A LEADING council officer who has overseen £197m of cuts to services over the last eight years has warned the Government that local authorities will not be able to properly provide for vulnerable people unless they receive extra funding.

North Yorkshire County Council chief executive Richard Flinton has told a meeting of the authority’s executive it is “absolutely vital” that the additional spending money the Government has provided to maintain services for the county’s most needy people is increased next year.

He said while the authority had injected £7m more into this year’s budget to cover spiralling demand for services for children with special educational needs and disabilities (SEND), just three months into the financial the council was projecting a £2.1m overspend in the area. Rising numbers of SEND students, he said, was causing the pressure.

Mr Flinton said figures for the first quarter of the year had also indicated spending on adult social care was rising faster than had been anticipated and was “overheating to the tune of £5m”. He said the overspend was largely being driven by the cost of care packages, which varied significantly across the county.

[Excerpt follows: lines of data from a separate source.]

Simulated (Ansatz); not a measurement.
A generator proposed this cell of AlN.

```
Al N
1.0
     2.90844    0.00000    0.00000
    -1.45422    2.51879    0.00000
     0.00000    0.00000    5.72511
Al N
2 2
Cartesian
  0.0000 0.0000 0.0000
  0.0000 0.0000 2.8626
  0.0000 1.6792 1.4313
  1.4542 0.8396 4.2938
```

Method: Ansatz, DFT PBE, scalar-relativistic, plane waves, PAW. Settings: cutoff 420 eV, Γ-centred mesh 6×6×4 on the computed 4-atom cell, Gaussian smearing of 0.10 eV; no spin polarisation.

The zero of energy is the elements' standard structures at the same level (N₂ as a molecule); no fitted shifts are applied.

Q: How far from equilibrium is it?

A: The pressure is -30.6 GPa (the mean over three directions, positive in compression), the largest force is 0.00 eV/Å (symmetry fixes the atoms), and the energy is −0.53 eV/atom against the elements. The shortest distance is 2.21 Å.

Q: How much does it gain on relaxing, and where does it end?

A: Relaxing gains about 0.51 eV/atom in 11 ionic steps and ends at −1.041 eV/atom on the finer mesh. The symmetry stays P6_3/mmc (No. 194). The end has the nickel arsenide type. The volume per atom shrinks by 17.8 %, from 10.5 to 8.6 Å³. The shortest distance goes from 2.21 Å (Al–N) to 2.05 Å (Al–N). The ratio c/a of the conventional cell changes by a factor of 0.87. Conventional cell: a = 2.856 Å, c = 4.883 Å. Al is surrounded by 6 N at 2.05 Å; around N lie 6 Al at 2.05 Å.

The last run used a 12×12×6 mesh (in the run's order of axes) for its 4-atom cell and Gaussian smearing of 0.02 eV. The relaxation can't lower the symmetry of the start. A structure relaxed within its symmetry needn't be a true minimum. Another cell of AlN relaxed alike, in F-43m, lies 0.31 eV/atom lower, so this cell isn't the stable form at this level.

In February 2011, while facing having to make £69m of savings over four years, Mr Flinton wrote to the then Communities Secretary Eric Pickles urging the Government to reconsider what he then considered to be a “severe” funding settlement. He wrote: “If this settlement stands unaltered then the consequences in North Yorkshire for service delivering will be devastating.”

Mr Flinton, who has since overseen a drive to cut a further £128m from the authority’s spending, said the success of the council’s savings programme was disguising mounting financial pressures and the council was projecting an overall underspend of £3.6m, equivalent to 0.9 per cent of its budget.

He said: “It is a positive position which does mask some interesting and potentially difficult trends. We do have overheating happening in both of our main people services.”

Mr Flinton said as the Government had decided it would only review funding for next year, it was “absolutely vital that those areas of pressure are recognised by the Government”.

He said it was crucial that windfalls the Government has given for children’s and adult services are “rolled forward and indexed for inflation in order for all councils to be able to face the future with some degree of certainty about meeting their obligations around vulnerable people”.

Councillor Michael Harrison, the authority’s adult social care executive member, said while the council’s strategy to try and help to live healthy independent lives in their own communities benefits many residents, it also ensured the council’s cost pressures were contained wherever possible.

He said: “Our strategy is right, but we still need a long-term financial solution.”

The council’s leader, Councillor Carl Les said the County Council Network, for which he is children’s services and education spokesman, had a good recent track record about putting points across to ministers. He added the council was fortunate Richmond MP Rishi Sunak had been appointed chief secretary to the Treasury, the minister who writes the settlement for councils, so the authority was “using opportunities to brief him of our concerns”.